No support for current Windows applications. Office is still desktop-only. Windows on ARM (WOA) is a compromised “no-compromise experience” at a time when Microsoft needs to show more strength.
I am referring to the new details out of Microsoft regarding Windows on ARM, the version of Windows 8 that will run on low-powered ARM processors. People were hoping this could bring the power of Windows in an iPad-like form factor. Instead the best we’re going to get is a Windows-like environment on a tablet. Yay.
First and foremost, WOA isn’t “real” Windows. By that, I mean no support for those thousands of applications that currently run on what people know as Windows. No support for emulation or porting either. Any existing app will need to be coded from scratch for the Metro environment in WOA. It’s a separate member of the Windows family, like Windows Phone.
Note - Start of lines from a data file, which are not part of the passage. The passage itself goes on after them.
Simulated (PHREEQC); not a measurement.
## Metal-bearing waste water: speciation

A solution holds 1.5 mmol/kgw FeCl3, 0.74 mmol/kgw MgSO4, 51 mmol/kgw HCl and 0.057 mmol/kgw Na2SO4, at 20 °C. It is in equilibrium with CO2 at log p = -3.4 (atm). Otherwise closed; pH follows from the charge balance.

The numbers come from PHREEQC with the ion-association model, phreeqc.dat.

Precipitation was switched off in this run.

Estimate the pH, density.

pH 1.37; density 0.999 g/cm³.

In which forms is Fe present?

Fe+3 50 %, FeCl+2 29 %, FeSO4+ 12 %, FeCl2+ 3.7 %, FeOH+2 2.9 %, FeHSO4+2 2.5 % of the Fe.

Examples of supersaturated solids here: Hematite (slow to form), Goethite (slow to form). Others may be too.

No, wait, comparing WOA to Windows Phone is imprecise. It sounds more like an update to Windows Embedded Compact 7. Remember Window EC7? It was previously promoted as an option for Windows tablets, but then scrubbed away before it was ever realized. The difference is they have the Metro interface now, but it’s still an embedded solution, not “real” Windows.
No Office for Metro
But at least the embedded solution is reasonable from a technology standpoint. If Microsoft hadn’t been so coy on the issue, no one would have expected WOA to be compatible with existing Windows applications. What’s inexcusable is that Microsoft Office isn’t going to support Metro.
Now, I’m not going to say I didn’t expect this, but the fact that Office has to be entirely recoded for WOA anyway really leaves no excuse for not supporting Metro. Microsoft is betting huge on this interface. The future of the Windows operating system is riding on the success of Metro. One would expect the Office team to support the company on this, yet they still won’t budge from the desktop interface. In fact it seems like Office is the only reason WOA is even maintaining a desktop interface since there’s no apparent path for other application support. Yes, they’re improving the touch interface in Office for WOA, but it’s still a public vote of no-confidence for Metro at a time when MS is trying to promote Metro style apps.
I and plenty of other long-time Windows tablet users have said time and time again that the lack of Office support strangled early Tablet PC efforts. Former Microsoft VP Dick Brass cited this as an example of how internal conflicts at Microsoft derailed innovation. If I wasn’t so used to seeing this stupidity repeat itself, I’d find the situation unbelievable. Instead I simply find it unbearable. No Office for Metro is a failure of leadership on Microsoft’s part, even more conspicuous than what happened with Tablet PCs.
Another OS mouth to feed
What’s really sad about all this is that most of what they’re actually promising with WOA is already available on Windows Phone. Not using Windows Phone as the basis for WOA seems incredibly short-sighted. The main difference is the desktop for Office, but that had to be rebuilt for ARM anyway.
Basically Microsoft is adding yet another operating system to their family of consumer products. There’s Windows for PCs, XBox for home entertainment, Windows Phone for phones, and now WOA for tablets and other devices. Granted, you can still use “real” Windows for home entertainment and tablets, but Microsoft’s product strategy is one that is increasingly fragmented.
In many ways, it’s like 2005 all over again when there were different editions of Windows XP for Tablet PC and Windows Media Center, but without compatibility with the vast Windows app library. Microsoft is trying to bridge that gap with Metro, but it’s got no history backing it, nor does it have the support of Microsoft’s own flagship product.
I previously called Office for Metro the “last mile” in making Windows 8 work, a chance for them to lead by example in getting developers on board with Metro. Now it is still possible that Windows 8 will reverse Microsoft’s decline with PCs and tablets, but without Office for Metro, it’s a far less daring, much less bold move than I think they need.